To the editors,
I am writing to comment on K. Ostberg’s article (August 20) and C. Pecciotto’s letter (September 10) on the Critical Mass bicycle movement. Bicycling in cities is fun! I’ve been doing it for about 30 years, in Boston, Paris, and Chicago, for pleasure, commuting, and errands. I too enjoy industrial tourism and find that traveling by bicycle is an ideal pace for really seeing both urban and rural environments.
However, you don’t have to break the traffic laws to do this. I frequently ride with the Evanston Bicycle Club in the city and suburbs, and we always obey traffic lights, signal our turns, and ride with the traffic, not against it. The main reason that I obey traffic laws is for my own survival. Car drivers expect to see other cars, but they don’t expect to see bicycles. So I have found that the best way to avoid getting hit by a car on a bicycle is by behaving as closely as possible like a car. This includes using lights at night, obeying the traffic laws, and not weaving among parked and moving cars. I’ve only been hit once, by a driver who had the setting sun shining directly into her eyes, and my helmet saved my brains.
Like every automobile driver, every cyclist can make a mistake. If I were to get in the habit of running red lights because I think when I can see that no cars are coming, someday my reflexes would fail me. Someday when I’m tired, I would run that red light, a sleepy or drunk driver would be coming down the cross street, see the green light, expect the intersection to be clear, and plow right into me. The reason that all auto drivers should obey traffic laws and drive defensively is that none of them is perfect, and it keeps them alive. Exactly the same logic applies to us cyclists.
I also obey the laws to communicate a desire for mutual respect with and from car drivers. The most respect from drivers that I have ever experienced was in Great Britain. There cyclists actually get ticketed by police for running stop signs or riding at night without lights. But car drivers treat cyclists with courtesy, exactly as they would other drivers. In Britain, I have bicycled in fast rush-hour traffic on narrow four-lane highways. Even on the two-lane roundabouts I felt completely safe.

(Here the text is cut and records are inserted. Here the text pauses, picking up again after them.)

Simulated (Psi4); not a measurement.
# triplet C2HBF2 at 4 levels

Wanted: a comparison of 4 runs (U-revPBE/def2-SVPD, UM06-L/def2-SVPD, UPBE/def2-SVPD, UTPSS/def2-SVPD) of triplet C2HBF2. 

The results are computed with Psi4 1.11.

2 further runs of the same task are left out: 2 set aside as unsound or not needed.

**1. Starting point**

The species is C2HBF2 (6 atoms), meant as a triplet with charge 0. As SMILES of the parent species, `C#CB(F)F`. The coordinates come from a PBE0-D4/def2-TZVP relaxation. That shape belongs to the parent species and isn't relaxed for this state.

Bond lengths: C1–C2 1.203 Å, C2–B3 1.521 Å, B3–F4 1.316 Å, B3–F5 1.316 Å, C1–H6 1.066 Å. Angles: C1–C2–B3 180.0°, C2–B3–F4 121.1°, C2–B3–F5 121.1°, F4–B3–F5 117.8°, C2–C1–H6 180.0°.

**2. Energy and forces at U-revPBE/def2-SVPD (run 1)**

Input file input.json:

Obviously, we don’t get the same level of respect here in the U.S. of A. But it’s not obvious to me that the best way of changing this situation is by inconveniencing tired and grumpy commuters. Civil disobedience is a powerful tactic in desperate circumstances. Civil disobedience is eminently appropriate for bringing attention to racial discrimination, to police brutality, to executions of innocent people, to economic blockades of impoverished children, to unjust wars. But our mediocre environment for cycling just doesn’t feel like the same level of injustice to me. Don’t get me wrong–of all of the injustices listed in this paragraph, the mediocre cycling environment is the only one that I experience personally.
But I worry that Critical Mass will alienate rather than increase support for cyclists’ rights and facilities. I respect the idealism and activism behind Critical Mass, and I understand the righteous and impatient anger that fuels it. But I think that it would be more effective to channel these emotions to other tactics, such as supporting the work of League of Illinois Bicyclists and the Chicagoland Bicycle Federation. These young organizations have made a difference already. If the terrible precedent of the Boub decision [see earlier articles in the Reader in 1998 and 1999 by Jeff Balch] is to be overruled by the Illinois legislature, it will be because of their efforts.
And to have fun, we don’t have to block traffic. (Nor do we have to scare pedestrians out of their wits on the lakefront recreational path, as do some really self-centered hot-rod cyclists–who probably never ride with Critical Mass.)